Traces of Neolithic snack found outside Structure Twelve
Dig Diary – Day Twenty-One
Monday, July 26, 2021
Well, here’s something new…rain!
Twenty-four hours ago the weather in Orkney was blistering. Temperatures reached over 70F (21C) and if you watched carefully you could almost see the loch levels retreating.
Though this may seem nothing much to dehydrated southerners, it is far from normal in Orkney and is no fun at all for diggers whose wrists are aching from trowelling rock-hard ground.
Then, this morning, the rains came.
But although work had to stop for an hour or so, the rest of the day has stayed blessedly cool and dampish with loosened surfaces for digging and colour differentiation once more revealing disparate contexts in the soil.
If the working conditions have improved the archaeology is as good as ever.
Digging just outside the south wall of Structure Twelve, Ole has uncovered a couple of pieces of a hazelnut shell.
Although when burnt these shells are a favourite dating tool for those working on Mesolithic sites, there is no doubt that there were hazelnuts growing in Orkney in the Neolithic.
Just to confirm matters, the context in which Ole is digging is most definitely Neolithic. The little pieces of nut will be added to our collection of hazelnut shells which have emerged in previous years.
Towards the middle of the Structure Twelve interior, Gianluca is cautiously investigating a small pot spread which has pieces of burnt bone perched on top. The bone has been burned at such a temperature that pieces of it have turned white.
It’s too early to tell, but supervisor Clare wonders whether the bone may have been within the pot. Burned bone which has turned white is always of interest in Structure Twelve for it was there that the first sherds of coloured pot (coloured white, red and black) were discovered.
That discovery led us a merry dance as we could not definitely say that the white colouring was made from a paste mixed from burned and whitened bone for a number of years.
Intensive analysis with the help of a laboratory at Glasgow University and the expertise of Dr Richard Jones ultimately proved the burnt bone origin of the colour and further details can be found in our major interim volume The Ness of Brodgar As it Stands, available online, at the site shop and in the very best bookshops.

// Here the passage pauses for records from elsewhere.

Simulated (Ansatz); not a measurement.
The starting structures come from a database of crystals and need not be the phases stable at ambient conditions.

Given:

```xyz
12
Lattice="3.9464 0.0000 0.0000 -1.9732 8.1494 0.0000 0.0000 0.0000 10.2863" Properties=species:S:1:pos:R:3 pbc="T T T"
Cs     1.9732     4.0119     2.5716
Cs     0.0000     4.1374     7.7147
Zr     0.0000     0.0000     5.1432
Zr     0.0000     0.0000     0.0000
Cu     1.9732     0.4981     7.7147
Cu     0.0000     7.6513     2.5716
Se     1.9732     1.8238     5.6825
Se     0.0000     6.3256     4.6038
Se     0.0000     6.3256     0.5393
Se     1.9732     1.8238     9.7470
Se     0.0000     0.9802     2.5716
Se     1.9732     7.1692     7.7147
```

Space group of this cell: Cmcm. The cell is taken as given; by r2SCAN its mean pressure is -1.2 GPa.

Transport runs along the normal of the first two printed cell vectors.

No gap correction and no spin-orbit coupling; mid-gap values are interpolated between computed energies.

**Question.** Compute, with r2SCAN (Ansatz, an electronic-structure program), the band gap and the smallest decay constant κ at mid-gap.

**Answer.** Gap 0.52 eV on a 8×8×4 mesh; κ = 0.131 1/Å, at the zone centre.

There is, however, nothing to suggest a link between Gianluca’s discovery and our coloured pottery.
In Structure Ten, Holly has lifted one of the last roof flagstones from the building’s south recess, where it formed part of the levelling layer for the construction of the phase two buttress and new wall face.
Such events are always of huge interest because it is human nature to hope/expect that there will be something underneath the flag – perhaps a nice pit.
More often than not hopes are dashed and it was much the same with Holly’s flagstone. There was nothing underneath it but more of one of the surfaces which spread across the interior.
Further over in Structure Ten Jem is removing the last splodges (official archaeological term) of material over the yellow clay floor in front of the position of the primary phase western “dresser” arrangement.
Lisa is also continuing her work on the robbed-out orthostatic features in front of the north-west corner recess.
We made a mistake in the last diary in talking about the departure of Trench J supervisor Paul to work on a Roman site in Wiltshire.
He’s still here, but only for today. He had a long talk with Chris Gee, who will replace him as supervisor, and Colin who is assistant supervisor and they have worked out a plan for the next three weeks.
Their list includes work on the blocked up south-east entrance to Structure Five and on the floor deposits of the overlying Structure Thirty-Two.
Loose ends will be tied up and all of this will prepare us for the vital work next year of gridding-out and sampling the main floors of Structure 5.
Paul has also completed work on his 3-D image of Structure Five which, fingers-crossed, will be on the Ness site shortly after this diary is posted.
We were also visited today by an old friend of the Ness, Dr David Sanderson.
David is a vital part of the SUERC dating lab in East Kilbride and has also carried out OSL (optically stimulated luminescence) dating at the Ness in years past. His son, Sandy, worked at the Ness as a student, and Nick and David had a good chat.